HARRISBURG - Grabbing a quick smoke between classes has become impossible for Lock Haven University political science professor Robert Storch.
An indoor and outdoor smoking ban imposed at Pennsylvania's state university system in September means Storch must walk off campus whenever he craves nicotine - a 20-minute roundtrip excursion that he cannot cram into a 15-minute break between classes.
"I find it ridiculous," Storch told a Pennsylvania Labor Relations Board hearing examiner yesterday. "You feel like a leper anyway. It's really very demeaning."
Storch was among a handful of professors at the 14 universities who testified about the smoking ban during a hearing on an unfair-labor-practice complaint filed by the State System of Higher Education's faculty union. A ruling is not expected before February.
The 5,900-member Association of Pennsylvania State College and University Faculties wants the ban rescinded. The policy was imposed with virtually no warning, and the union argues that any changes should have been negotiated.
The ban on smoking at the universities came as a state law banning indoor smoking in most places, including educational facilities, took effect. The schools enroll more than 112,500 students and employ roughly 13,000 people.

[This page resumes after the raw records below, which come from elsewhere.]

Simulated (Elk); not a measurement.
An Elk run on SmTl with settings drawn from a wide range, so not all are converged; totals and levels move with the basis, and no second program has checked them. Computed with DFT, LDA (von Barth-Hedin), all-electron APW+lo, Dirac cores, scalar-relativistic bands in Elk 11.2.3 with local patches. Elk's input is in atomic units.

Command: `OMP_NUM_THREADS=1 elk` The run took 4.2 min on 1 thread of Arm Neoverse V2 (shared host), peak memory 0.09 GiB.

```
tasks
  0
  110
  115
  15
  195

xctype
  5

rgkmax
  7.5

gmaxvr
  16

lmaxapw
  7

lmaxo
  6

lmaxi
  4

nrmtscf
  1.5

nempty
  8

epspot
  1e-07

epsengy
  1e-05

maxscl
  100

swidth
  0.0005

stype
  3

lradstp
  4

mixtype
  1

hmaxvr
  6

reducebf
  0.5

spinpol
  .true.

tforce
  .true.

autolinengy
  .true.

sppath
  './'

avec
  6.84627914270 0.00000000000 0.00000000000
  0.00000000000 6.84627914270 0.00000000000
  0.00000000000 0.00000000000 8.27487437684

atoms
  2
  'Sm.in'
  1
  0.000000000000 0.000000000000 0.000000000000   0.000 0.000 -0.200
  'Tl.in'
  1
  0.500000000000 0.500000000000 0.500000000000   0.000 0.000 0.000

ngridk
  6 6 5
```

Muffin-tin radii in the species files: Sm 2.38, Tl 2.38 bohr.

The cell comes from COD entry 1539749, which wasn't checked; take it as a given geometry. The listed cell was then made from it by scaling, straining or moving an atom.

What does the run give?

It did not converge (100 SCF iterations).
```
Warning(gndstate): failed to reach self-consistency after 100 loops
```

Chancellor John Cavanaugh has said state law left him no choice. He interprets the law to extend beyond the universities' indoor facilities and include all campus grounds, particularly because some classes are held outside.
System administrators have proposed modifying the ban, but no action has been taken, spokesman Kenn Marshall said.
That modification would let employees smoke inside their cars with the windows up and permit smoking on sidewalks along public roads that pass through the campuses. The system also is considering providing receptacles for cigarette butts on the campus perimeters.